Re: Finding intersection of two curves/ Chord that cuts a circle in ratio 1:3
- To: mathgroup at smc.vnet.net
- Subject: [mg41071] Re: Finding intersection of two curves/ Chord that cuts a circle in ratio 1:3
- From: Jens-Peer Kuska <kuska at informatik.uni-leipzig.de>
- Date: Thu, 1 May 2003 04:57:57 -0400 (EDT)

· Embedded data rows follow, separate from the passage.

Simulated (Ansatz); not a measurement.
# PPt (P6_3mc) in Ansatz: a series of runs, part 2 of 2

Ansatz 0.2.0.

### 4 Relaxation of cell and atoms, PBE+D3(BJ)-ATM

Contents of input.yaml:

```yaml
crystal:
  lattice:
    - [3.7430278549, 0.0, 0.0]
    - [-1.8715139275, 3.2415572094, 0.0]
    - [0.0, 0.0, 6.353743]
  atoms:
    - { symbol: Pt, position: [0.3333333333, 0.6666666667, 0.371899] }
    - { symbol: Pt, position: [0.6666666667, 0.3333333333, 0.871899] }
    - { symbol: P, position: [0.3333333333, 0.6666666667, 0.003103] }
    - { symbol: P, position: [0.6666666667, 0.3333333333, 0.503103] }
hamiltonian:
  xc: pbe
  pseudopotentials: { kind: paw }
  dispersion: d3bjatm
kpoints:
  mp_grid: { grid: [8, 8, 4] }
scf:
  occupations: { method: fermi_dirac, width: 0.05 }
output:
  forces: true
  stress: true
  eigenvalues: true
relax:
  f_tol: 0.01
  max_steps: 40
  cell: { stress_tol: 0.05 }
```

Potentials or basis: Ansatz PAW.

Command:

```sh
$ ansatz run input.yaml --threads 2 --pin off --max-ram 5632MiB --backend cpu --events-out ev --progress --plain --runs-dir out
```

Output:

- Organization: Universitaet Leipzig
- References: <b8o2ad$p38$1@smc.vnet.net>
- Reply-to: kuska at informatik.uni-leipzig.de
- Sender: owner-wri-mathgroup at wolfram.com
Hi,
Plot[Evaluate[Integrate[Sqrt[1 - x^2], {x, 0, S}] - Pi/8], {S, 0, 1}]
and
FindRoot[Evaluate[Integrate[Sqrt[1 - x^2], {x, 0, S}] == Pi/8], {S,
4/10}]
Regards
Jens
Sujai wrote:
>
> I feel like I should know this, but am stuck:
>
> Am trying to find the point along the radius in a circle where, if I
> draw a chord perpendicular to the radius, I get a segment that is 1/4th
> of the total area of the circle.
>
> For a unit circle (am only working in one quadrant for simplicity), this
> would be the point S along the radius, where:
>
> Integrate [Sqrt(1 - x^2), {x, 0, S}] == Pi/8
>
> I used the following code to visualize what the solution would be
> (approximately 0.4), but am getting stuck at the analytical answer.
>
> \!\(Plot[{Integrate[\@\((1 - x^2)\), {x, 0, s}], Pi/8}, {s, 0, 1}]\)
>
> thanks
>
> - sujai
>
> --
> [remove duplicate letters in eedduu for my email address]